ADB to boost lending by $10 billion as crisis hits poor

Published by rudy Date posted on May 4, 2009

NUSA DUA, Indonesia – The Asian Development Bank (ADB) will boost lending to the region’s poorest nations by more than $10 billion over two years, warning Saturday that the global economic crisis is jeopardizing the UN’s goal to halve poverty by 2020.

The announcement comes just days after the bank’s 67 member countries approved a tripling of the bank’s capital to $165 billion, expanding the lender’s ability to finance infrastructure and other projects aimed at reducing poverty in partnership with the private sector.

On Saturday, the bank’s president, Haruhiko Kuroda, told an annual meeting in Bali, Indonesia, that loans for Asia’s developing nations will rise to $32 billion over 2009 and 2010 from $22 billion in the previous two years.

The lending will “assist faltering economies and most importantly, protect the poor from the worst impacts of the crisis,” he said. It includes a $3 billion fund that the hardest-hit governments can tap to boost their own fiscal stimulus spending as they battle the downturn.

Activist organizations have not welcomed the bank’s bigger firepower, saying ADB-funded projects often harm the very people they aim to help.

“If not managed well, this 200 percent general capital increase could easily translate into a more than 200 percent increase in social and environmental harm,” said Red Constantino, executive director of NGO Forum on ADB — an umbrella group pushing the bank to become more accountable.

Last year, the bank pulled out of a coal-fired power plant project in Pilburi, Bangladesh, that activists warned would displace 43,000 people.

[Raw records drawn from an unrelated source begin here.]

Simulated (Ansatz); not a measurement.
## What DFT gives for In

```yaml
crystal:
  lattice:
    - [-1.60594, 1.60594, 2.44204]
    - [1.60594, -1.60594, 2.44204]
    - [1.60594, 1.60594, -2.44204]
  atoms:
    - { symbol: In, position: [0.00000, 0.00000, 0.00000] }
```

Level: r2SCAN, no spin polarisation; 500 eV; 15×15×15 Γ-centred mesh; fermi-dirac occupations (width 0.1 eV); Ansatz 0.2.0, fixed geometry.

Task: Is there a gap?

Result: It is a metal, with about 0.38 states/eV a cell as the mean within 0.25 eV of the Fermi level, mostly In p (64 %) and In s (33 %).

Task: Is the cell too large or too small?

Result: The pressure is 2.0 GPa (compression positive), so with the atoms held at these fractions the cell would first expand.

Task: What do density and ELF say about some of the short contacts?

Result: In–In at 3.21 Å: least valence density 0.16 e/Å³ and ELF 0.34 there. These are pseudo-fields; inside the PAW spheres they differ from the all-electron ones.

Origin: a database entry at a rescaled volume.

With economic growth in Asia not including Japan likely to fall by half to 3.4 percent this year from 2008’s figures, the regional bank estimates some 61 million people will be prevented from rising out of extreme poverty. That figure will rise to nearly 160 million if slow growth continues next year, it says. More than 900 million live on $1.25 or less a day.

Kuroda told a press conference he remains “hopeful” that extreme poverty in Asia can still be halved by 2020 though the global recession is making that and the United Nations’ other Millennium Development Goals harder to achieve.

“I’m afraid that in some countries poverty could increase,” he said.